Introduction#

Many planning problems play out over time and under uncertainty. You make a decision today, the world then reveals one of many possible outcomes, and tomorrow you decide again with that new information in hand. A reservoir operator releases water this month without knowing next month’s rainfall; a utility commits generation today without knowing tomorrow’s demand. These are multistage stochastic problems, and Stochastic Dual Dynamic Programming (SDDP) is a method for solving them.

This page introduces the ideas behind SDDP. The ClearLake tutorial then puts them to work on a small reservoir model you can run end to end.

A motivating example#

ClearLake is a reservoir managed over four months (jan, feb, mar, apr). Each month the operator chooses how much water to release, how much to spill in a controlled flood, and how much to import to avoid running dry. Spilling and importing are both costly, so the operator would rather do neither. The catch is the inflow: the rainfall feeding the reservoir each month is uncertain, and the decision must be made before it is seen.

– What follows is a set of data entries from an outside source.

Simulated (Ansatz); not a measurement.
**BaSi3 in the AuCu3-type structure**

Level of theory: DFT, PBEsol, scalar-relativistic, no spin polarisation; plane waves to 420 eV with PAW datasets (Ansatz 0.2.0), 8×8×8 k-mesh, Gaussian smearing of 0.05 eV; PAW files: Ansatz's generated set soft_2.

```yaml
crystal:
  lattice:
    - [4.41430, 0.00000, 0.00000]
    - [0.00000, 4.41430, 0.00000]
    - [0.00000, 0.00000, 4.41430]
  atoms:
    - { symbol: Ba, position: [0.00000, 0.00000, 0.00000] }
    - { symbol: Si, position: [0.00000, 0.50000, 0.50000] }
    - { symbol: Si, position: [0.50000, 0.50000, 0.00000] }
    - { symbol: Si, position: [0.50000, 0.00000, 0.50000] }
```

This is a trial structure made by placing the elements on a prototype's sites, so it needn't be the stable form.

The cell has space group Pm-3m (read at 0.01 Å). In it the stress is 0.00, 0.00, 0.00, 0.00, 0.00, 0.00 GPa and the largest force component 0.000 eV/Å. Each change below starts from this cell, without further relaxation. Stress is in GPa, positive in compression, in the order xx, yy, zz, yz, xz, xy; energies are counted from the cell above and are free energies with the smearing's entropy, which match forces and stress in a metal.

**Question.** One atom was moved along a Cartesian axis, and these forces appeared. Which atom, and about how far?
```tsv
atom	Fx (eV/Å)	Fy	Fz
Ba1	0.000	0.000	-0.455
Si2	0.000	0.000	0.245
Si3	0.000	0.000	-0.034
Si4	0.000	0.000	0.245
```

The goal is a policy (a rule that, for any reservoir level and any realised inflow, tells the operator what to do) that minimises the expected total cost over the season.

Stages, states, and decisions#

SDDP describes such a problem with three ingredients.

Stages are the discrete points in time at which decisions are made, the four months of ClearLake. Stage t happens before stage t+1.

State is the information carried from one stage to the next. For ClearLake it is the reservoir level: the level you end jan with is the level you begin feb with. The state is what links the stages together: everything the future needs to know about the past is summarised in it.

Decisions (or recourse) are the actions taken at each stage (release, spill, import), subject to the physics of the problem (here, water balance) and to bounds (reservoir capacity, maximum release).

Uncertainty: noise and scenarios#

At each stage a random noise is revealed: the inflow. SDDP works with a finite set of possible noise outcomes per stage, called scenarios, each with a probability. ClearLake uses three inflow scenarios per month, with probabilities 0.25, 0.50 and 0.25.

Because a fresh outcome is drawn at every stage, the possible futures fan out into a scenario tree: one outcome branches into three, each of those into three again, and so on.

../../_images/sddp_scenario_tree_dark.svg

Every stage that reveals a new outcome multiplies the number of paths by S. ClearLake draws a fresh inflow at each of its four stages, so the paths pile up fast: \(3 \to 9 \to 27 \to 81\), giving \(3^4 = 81\) distinct scenarios. In general, S outcomes at each of T stages give \(S^T\) of them, and a year-long weekly model is astronomically larger. Enumerating the whole tree is hopeless, and avoiding that enumeration is exactly what SDDP is for.

Note

The exponent is the number of stages that carry uncertainty. ClearLake’s first stage is itself random, so all four branch (\(S^4\)). If instead the first decision is fixed before any uncertainty is revealed, as in a classic two-stage program (which has \(S\) scenarios, not \(S^2\)), the tree branches one fewer time, \(S^{T-1}\).

The cost-to-go function#

The central object is the cost-to-go (or value) function \(Q_t(x)\): the expected cost of operating optimally from stage t onward, given that you arrive at stage t with state \(x\). It satisfies a recursion: at each stage, given the incoming state, you pay this stage’s cost and inherit the expected cost-to-go of wherever you land:

\[Q_t(x_{t-1}) \;=\; \mathbb{E}_{\xi_t}\!\left[\; \min_{u_t}\; c_t(u_t, \xi_t) \;+\; Q_{t+1}(x_t) \;\right] \quad\text{s.t.}\quad x_t = f(x_{t-1}, u_t, \xi_t),\]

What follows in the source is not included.